Spot gold prices fell off two-week highs on Tuesday after failing to pierce the $1,700 per ounce mark and as bullion tracked a weaker euro.
Losses accelerated in late New York trade after the Comex March options contracts expired.
Interest ahead of the options expiry had pushed gold just $4 shy of key resistance, but prices weakened to an intraday low below $1,680 per ounce in late afternoon as the dollar strengthened against the euro.
The slide erased the previous day's rally, falling below the 100- and 200-day moving averages they had breached on Monday. That rally came after Federal Reserve chairman Ben Benanke signaled U.S. interest rates would stay low. That would maintain the low opportunity cost of holding bullion.
Spot gold was at $1,679.44 an ounce at 5:21 p.m. EDT (2221 GMT), down $12.3 or 0.73 percent, after hitting a two-week peak at $1,696.20 earlier in the day.
for April delivery settled at $1,684.9 per ounce, down slightly from Monday's settlement of $1,685.6.
With most call and put options concentrated around $1,700 an ounce, expiry passed with no buying materializing to provide any upside momentum.
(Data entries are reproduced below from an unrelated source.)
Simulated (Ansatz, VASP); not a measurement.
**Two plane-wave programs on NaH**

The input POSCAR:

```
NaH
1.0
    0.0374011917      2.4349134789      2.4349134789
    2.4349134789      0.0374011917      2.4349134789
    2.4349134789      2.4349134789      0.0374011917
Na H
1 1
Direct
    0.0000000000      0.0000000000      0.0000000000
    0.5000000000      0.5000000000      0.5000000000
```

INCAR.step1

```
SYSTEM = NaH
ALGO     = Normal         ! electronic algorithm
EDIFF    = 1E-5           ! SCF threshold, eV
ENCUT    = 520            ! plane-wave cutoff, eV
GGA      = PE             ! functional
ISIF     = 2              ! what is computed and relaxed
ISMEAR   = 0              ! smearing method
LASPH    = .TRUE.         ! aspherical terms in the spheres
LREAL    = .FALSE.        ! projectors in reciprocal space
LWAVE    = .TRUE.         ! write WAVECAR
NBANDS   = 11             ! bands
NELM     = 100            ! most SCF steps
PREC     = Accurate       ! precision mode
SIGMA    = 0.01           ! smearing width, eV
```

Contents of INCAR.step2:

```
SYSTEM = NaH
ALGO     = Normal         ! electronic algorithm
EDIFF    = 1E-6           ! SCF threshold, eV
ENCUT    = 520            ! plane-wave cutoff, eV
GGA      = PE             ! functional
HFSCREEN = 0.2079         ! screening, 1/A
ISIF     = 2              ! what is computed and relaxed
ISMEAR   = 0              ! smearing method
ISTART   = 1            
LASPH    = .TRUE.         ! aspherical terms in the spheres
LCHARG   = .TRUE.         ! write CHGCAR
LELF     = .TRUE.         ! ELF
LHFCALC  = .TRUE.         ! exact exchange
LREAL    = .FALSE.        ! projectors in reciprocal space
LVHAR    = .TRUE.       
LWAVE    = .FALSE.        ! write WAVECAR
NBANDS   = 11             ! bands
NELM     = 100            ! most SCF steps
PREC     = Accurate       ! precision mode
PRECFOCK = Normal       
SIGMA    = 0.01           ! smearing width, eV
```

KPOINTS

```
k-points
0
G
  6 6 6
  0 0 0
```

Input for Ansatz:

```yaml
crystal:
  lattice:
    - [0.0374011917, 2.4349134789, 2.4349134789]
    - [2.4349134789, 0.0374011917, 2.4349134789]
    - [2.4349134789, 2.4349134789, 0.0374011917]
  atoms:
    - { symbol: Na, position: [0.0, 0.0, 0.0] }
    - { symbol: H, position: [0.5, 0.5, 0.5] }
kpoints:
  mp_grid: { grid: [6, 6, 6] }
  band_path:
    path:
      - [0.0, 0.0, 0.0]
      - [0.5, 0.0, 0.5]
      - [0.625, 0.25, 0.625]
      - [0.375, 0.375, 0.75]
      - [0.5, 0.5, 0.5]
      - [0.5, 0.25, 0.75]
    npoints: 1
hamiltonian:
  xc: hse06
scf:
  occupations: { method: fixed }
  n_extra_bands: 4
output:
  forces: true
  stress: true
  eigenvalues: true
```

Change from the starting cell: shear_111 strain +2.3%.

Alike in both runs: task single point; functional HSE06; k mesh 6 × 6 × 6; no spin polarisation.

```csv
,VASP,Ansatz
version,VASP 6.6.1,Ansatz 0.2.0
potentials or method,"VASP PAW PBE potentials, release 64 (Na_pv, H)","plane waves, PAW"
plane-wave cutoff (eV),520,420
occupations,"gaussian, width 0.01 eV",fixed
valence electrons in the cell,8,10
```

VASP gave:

"Most of the open interest was at $1,700. It tried to force its way up there," said a Comex trader.
There were spikes in volume during the day, the largest taking place at around 1:15 p.m. EDT (1755 GMT), as a broker unwound his options conversions ahead of the contract expiry, the trader said.
Technical factors also held prices back after the market failed to settle above $1,690 per ounce, the trader said.
"A lot of it was also technical. If it had settled above $1,690, it would have been very bullish," he said.
The conditions are in place for it to break above the $1,700 mark, although there may be further pressure in the near term, he said, adding that bullion will find support at $1,660 per ounce.
"Once it's through there ($1,700), it will get up to $1,730, $1,750," he said. Gold has not been at those levels since the end of February.
A second trader said he expects a volatile market as traders square their books ahead of the end of the first quarter. Prices are up 7 percent since the start of the year.
Daily volume was average, although activity levels so far this month have been higher than the previous months. With three days until the end of the month, volume is already at 3.13 million lots, close to exceeding February's level of 3.2 million lots.
That would be the highest monthly volume since September, when prices hit the record of $1,920 per oz before plunging almost $400 by the end of the month.
On Tuesday, gold surrendered early gains as the euro lost ground against the dollar after a two-day rally. The precious metal tends to benefit from weakness in the dollar, which makes it cheaper for holders of other currencies.
Monday's rally was triggered when Bernanke said the U.S. economy needed to grow more quickly to cut the unemployment rate. While he did not directly indicate the Fed was set to begin another round of bond purchases, he said a continuation of accommodative policies was needed to support faster growth.
Appetite for assets seen as higher risk mostly held firm after strengthening the previous day. World stocks touched an eight-month high on the back of Bernanke's comments and on expectations the euro zone would agree to a bigger crisis firewall, while oil held above $125 a barrel.
"Our economists believe that the market has been too aggressive in pricing in Fed rate hikes in 2013, while the Fed is more likely to push the hikes out to 2014 as indicated by the speech," said BarclaysCapital in a note.
"We believe low interest rates and longer-term inflationary pressures should remain supportive for gold prices."
Gold exchange-traded funds, which issue securities backed by physical metal, reported inflows on Monday. Holdings of the largest, New York's SPDR Gold Trust, increased by around 6 tonnes, reversing some of the previous week's 10 tonne drop.
Demand for the yellow metal in major consumer India remained subdued, however, as a strike continued among jewelers in protest at a government import levy.
"There is valid concern over Indian gold demand, which may decline on the back of higher domestic taxes on the gold industry," said Standard Bank in a note. "Indian buying has been notably weak as the strike by jewelers drags on for the 11th day today."
Silver was down 0.88 percent at $32.54 an ounce. Spot platinum was up 0.32 percent at $1,648 an ounce, while spot palladium edged down 1.07 percent to $656.
Platinum maintained an historically unusual discount to gold as buyers worried about demand for the white metal, which is chiefly used in autocatalysts.
Platinum prices are up more than 18 percent this year after a poor performance in 2011 but have struggled to maintain traction as worries persist over growth in the euro zone, a major market for platinum-heavy diesel autocatalysts.